All Products
Search
Document Center

Lindorm:Data import methods

Last Updated:Mar 20, 2024

DataWorks is an end-to-end big data development and governance platform released by Alibaba Cloud. It provides a series of features such as data integration, data development, and data O&M. You can configure data import tasks in DataWorks to import full data from MySQL, PolarDB, PostgreSQL, Oracle, SQL Server, and Cassandra databases to LindormTable. This topic describes how to configure tasks in DataWorks to import data to Lindorm.

Prerequisites

The IP address of your client is added to the whitelist of the Lindorm instance. For more information, see Configure whitelists.

Usage notes

  • To connect to a Lindorm instance over the Internet or the Lindorm instance that you want to access is a single-node Lindorm instance, you must upgrade your SDK and change the configurations before you perform the operations described in this topic. For more information, see Step 1 in Use the ApsaraDB for HBase API for Java to connect to and use LindormTable.

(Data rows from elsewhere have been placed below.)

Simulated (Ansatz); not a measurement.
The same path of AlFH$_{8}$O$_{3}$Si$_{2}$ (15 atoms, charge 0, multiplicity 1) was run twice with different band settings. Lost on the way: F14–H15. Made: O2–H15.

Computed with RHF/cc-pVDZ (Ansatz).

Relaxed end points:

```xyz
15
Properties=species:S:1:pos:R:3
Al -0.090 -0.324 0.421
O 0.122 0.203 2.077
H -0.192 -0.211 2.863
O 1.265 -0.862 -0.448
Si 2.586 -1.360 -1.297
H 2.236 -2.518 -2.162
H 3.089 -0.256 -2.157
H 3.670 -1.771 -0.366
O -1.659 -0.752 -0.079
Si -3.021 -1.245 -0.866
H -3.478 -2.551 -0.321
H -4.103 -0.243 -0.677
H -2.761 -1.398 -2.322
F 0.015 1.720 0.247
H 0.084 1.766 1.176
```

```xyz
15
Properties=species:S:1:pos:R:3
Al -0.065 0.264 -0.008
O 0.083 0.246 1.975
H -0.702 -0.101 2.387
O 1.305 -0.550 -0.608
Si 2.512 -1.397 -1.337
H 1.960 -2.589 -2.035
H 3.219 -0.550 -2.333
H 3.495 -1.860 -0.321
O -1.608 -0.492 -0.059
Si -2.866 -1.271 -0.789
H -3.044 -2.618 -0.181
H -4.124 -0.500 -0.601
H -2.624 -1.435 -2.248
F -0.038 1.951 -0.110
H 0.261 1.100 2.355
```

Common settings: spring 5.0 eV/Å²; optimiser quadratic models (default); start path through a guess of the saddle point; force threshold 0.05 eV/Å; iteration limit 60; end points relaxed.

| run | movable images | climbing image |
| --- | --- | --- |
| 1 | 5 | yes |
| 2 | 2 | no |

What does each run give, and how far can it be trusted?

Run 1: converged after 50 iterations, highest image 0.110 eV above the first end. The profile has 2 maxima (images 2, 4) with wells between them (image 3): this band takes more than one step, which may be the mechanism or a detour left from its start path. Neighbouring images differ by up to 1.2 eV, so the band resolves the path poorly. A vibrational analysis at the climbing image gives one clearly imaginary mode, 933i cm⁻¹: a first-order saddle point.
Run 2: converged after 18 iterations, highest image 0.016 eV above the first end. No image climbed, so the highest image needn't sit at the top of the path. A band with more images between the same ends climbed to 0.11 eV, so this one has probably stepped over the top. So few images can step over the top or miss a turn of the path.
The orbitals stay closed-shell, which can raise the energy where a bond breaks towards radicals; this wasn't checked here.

  • If your application is deployed on an Elastic Compute Service (ECS) instance, make sure that your Lindorm instance and the ECS instance meet the following requirements in advance to ensure network connectivity:

    • Your Lindorm instance and ECS instance are deployed in the same region. We recommend that you also deploy the two instances in the same zone to reduce network latency.

    • Your Lindorm instance and ECS instance are deployed in the same VPC.

Step 1: Create a workspace

Before you configure the data import task, you must create a workspace in DataWorks for data development and task management. For more information, see Create a workspace.

Step 2: Create a resource group

You can create resource groups to allocate resources within your account and manage user permissions

The following table describes the resource groups that you can create.

Resource group

References

Usage notes

Exclusive resource group

Exclusive resource group mode

Exclusive resources cannot be shared across regions. For example, the exclusive resources in the China (Shanghai) region can be used only by the workspace in the China (Shanghai) region. The resources cannot be allocated to virtual private clouds (VPCs) in other regions. Exclusive resources can access only Lindorm instances that are attached to the same vSwitch as the exclusive resources.

Default resource group

None

When the ECS instances access a Lindorm instance over the Internet, you are charged additional fees for DataWorks.

Step 3: Configure networks

Before you configure data import tasks, you must configure networks based on the resource group type to ensure that DataWorks is connected to the Lindorm instance.

Configure networks for an exclusive resource group

  1. On the Details page of the Lindorm instance, obtain the VPC in which the Lindorm instance is deployed.image.png

  2. Bind the exclusive resource group to the VPC in which the Lindorm instance is deployed. For more information, see Exclusive resource group mode.

  3. In the VPC console, obtain the IPv4 CIDR block of the VPC and vSwitch to which the exclusive resource group is bound.image.png

  4. Add the IPv4 CIDR block to the whitelist of the Lindorm instance. For more information, see Configure whitelists.

Configure networks for the default resource group

For more information about how to obtain the CIDR block of the default resource group, see Configure an IP address whitelist. Add the CIDR block to the whitelist of the Lindorm instance. For more information, see Configure whitelists.

Step 4: Create a synchronization task

For more information about how to create a batch synchronization task, see Configure a batch synchronization task by using the code editor.

Step 5: Modify task configurations

  • If you use the Lindorm SQL mode to access Lindorm, refer to the configuration of the TableService model described in Lindorm Reader and Lindorm Writer.

  • If you use the HBase mode to access Lindorm, refer to the configuration of the WideColumn model described in Lindorm Reader and Lindorm Writer.

Important

The lindorm.client.seedserver parameter specifies the LindormTable endpoint for HBase. For more information about how to obtain the endpoint, see View the endpoints of LindormTable.

Step 6: Commit and deploy the synchronization task

If you want to periodically run the batch synchronization task, you must deploy the task to the production environment. For more information, see Deploy nodes.